Most of my young guy friends would say,“What are you some kind of girl or something,” if they heard me say how my heart leaps when I think of and see my son and wife. It’s a feeling of excitement, fear, tiredness, love, joy, jealousy-that-I’m-not-with-them, etc., all at once, and it’s made me finally understand why people say, “You don’t truly understand love until you’ve had a child.”
The sudden outburst of emotions that make me want to cry and laugh when I think about him. The sick feeling when he’s crying and I can’t help him. The excitement I feel when I’m coming home and get to play with him. The countless times I’ve been late to appointments because I get lost just playing with him.
After “batchin’ it” while Lauren and Leo were visiting family and friends in Texas [in April], I was left feeling confused. As with being a husband, so brings fatherhood a new me. I don’t think I’m the same person I was six months ago. I’m less of a man than I was, like a part of me is now contained in this fragile little form that is Leo.
When we first planned this trip for Lauren and Leo, I was excited cause I thought it would be a good chance to get some rest and get caught up on some work I needed to do. To the contrary, I found myself feeling lost, split, or not whole. Okay, so I don’t really know WHAT I felt, but it was uncomfortable and I was relieved when it was over.
As much as I enjoyed the quiet and freedom, I found I didn’t sleep as fully, cook as healthily, or laugh like I do when they’re around. This has lead me to a thought, “How did Jesus feel being separated from God?”

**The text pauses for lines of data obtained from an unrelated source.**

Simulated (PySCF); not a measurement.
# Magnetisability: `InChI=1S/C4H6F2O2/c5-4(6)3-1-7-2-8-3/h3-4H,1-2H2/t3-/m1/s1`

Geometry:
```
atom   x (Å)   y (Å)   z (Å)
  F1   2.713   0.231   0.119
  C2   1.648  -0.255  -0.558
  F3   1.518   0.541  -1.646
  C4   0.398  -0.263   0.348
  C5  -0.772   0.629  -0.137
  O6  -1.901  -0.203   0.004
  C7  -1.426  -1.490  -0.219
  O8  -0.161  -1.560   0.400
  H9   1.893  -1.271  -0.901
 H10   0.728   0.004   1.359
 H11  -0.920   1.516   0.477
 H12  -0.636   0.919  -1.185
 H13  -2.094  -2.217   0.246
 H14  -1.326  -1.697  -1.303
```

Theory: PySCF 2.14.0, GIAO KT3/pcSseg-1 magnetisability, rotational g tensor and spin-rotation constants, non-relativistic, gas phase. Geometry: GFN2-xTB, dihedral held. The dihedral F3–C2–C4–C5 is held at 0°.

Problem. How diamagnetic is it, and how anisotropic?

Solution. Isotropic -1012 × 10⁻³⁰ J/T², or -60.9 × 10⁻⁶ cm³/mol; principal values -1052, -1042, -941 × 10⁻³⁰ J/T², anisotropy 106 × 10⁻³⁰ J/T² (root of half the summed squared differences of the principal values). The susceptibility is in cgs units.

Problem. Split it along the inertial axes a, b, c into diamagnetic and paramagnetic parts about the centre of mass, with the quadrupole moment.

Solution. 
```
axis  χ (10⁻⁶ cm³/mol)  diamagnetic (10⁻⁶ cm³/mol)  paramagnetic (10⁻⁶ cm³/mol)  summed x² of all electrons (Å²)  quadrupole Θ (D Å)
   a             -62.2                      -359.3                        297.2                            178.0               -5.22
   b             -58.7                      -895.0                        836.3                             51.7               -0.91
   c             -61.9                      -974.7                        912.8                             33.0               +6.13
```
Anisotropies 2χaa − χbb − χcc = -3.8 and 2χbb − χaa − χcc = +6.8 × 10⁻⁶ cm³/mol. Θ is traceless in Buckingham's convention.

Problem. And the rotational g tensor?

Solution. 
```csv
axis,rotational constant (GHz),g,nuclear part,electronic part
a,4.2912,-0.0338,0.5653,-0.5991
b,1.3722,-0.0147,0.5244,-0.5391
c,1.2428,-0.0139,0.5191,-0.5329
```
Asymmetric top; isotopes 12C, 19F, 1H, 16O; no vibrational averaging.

What agony must have been felt when He was on the cross and had the weight of my sin put on him. Though being absent from my wife and son for two weeks is nothing in comparison what Christ endured, I think I’m a little bit closer to understanding those drops of blood and sweat that He shed in the garden, just from thinking about the trial that was coming up.
So all this to say as I’m getting older, I’m realizing that the most precious thing I have on this earth is my family, not only those by blood, but those by the Spirit.
To my brothers and sisters in Christ I miss you, love you, and can’t wait to spend eternity with you in heaven. Amen?